Movies

The Lighthouse’s Damned Rock

Joe George

When grizzled lighthouse keeper Thomas Wake (Willem Dafoe) asks his secretive new assistant Ephraim Winslow (Robert Pattinson), “What brings ye to this damned rock?,” that’s not just a bit of salty sailor talk.

As he did in his debut film, The Witch, director Robert Eggers fills The Lighthouse with rich and sometimes incomprehensible language (this time he wrote the script alongside his brother Max). Wake speaks in pirate cant, leading the mainlander Winslow in sea shanties and invoking Triton and Poseidon in his ornate curses. While the movie takes pleasure in its speech, there’s not much joy here for the characters. Outside of their mermaid fantasies and drinking sessions, Wake and Winslow are antagonists trapped on a tiny bit of rock.

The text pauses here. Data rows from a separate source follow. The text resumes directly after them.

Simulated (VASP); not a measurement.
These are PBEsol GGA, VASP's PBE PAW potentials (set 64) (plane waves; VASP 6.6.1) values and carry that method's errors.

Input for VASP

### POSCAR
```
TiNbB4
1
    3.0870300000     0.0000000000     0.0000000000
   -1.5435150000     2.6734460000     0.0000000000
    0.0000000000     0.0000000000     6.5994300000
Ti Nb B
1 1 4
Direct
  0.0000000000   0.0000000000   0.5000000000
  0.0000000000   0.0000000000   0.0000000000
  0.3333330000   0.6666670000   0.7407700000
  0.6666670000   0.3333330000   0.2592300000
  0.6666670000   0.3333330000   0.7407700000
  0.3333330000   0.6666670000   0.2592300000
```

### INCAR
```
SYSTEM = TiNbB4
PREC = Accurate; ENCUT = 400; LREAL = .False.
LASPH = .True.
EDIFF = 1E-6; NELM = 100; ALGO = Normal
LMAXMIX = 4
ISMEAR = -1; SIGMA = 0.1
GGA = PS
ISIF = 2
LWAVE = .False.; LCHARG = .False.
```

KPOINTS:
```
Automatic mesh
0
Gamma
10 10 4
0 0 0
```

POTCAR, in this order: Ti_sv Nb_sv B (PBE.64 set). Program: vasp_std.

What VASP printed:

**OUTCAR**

Set in a small New England outpost in the 1890s, The Lighthouse chronicles the troubled tenure of two keepers (or “wickies,” in sailor parlance) caught in close quarters. Shot in boxy, 1.19:1 aspect ratio, the movie constantly reminds us of the cramped space in which the two men live. The sharp black-and-white cinematography highlights every jagged object around them, whether it be the cliffs on the island’s edge or the cheekbones jutting out from above Wake’s unkempt beard. As the incessantly bellowing foghorn reminds us, this is dangerous ground. It’s best to stay away.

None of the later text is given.